The Dhaka café siege earlier this year and the recent attack at a police academy in Quetta in Pakistan claimed by the Islamic State indicate that the terror group is trying to “tap into already established jihadist groups” for its operations in the subcontinent, says a terror expert well versed with the IS’s online presence.
“ISIS has been seeking to cultivate for attacks in South Asia or what it calls the Khorasan region,” Amarnath Amarasingam from the Programme on Extremism of George Washington University in the U.S. told The Hindu .
“They are trying to set up shop and grow (in the region), but it may be much harder for them to do so today. This is mostly why we are seeing ISIS tap into already established jihadi groups like LeJA (Lashkar-e-Jhangvi) in Pakistan and JMB (Jamaat-ul-Mujahideen) in Bangladesh,” he added.
Mr. Amarasingam said his analysis was based on online conversations with IS recruits in Syria/Iraq as well as the spokesperson for the LeJA offshoot that claimed responsibility for the Quetta massacre in which more than 60 cadets were killed.

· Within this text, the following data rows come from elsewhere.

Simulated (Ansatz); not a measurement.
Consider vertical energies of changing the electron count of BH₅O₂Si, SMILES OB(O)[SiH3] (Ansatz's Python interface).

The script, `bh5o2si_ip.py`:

Despite it’s large Muslim population, South Asian has seen proportionally less IS recruits travelling to Iraq and Syria than West Asia and South East Asia.
“With some losses in Syria and Iraq, I do think greater attention will be to foreign theatres, and they will seek to ally themselves with established groups, simply because it is operationally easy and they don’t have to spend years setting up trusted networks,” he said.
When asked about India’s concerns of attacks here and the recent violence in Kashmir being used as a propaganda tool by IS recruiters, however, he said that he had “not really” seen an increase in focus on India.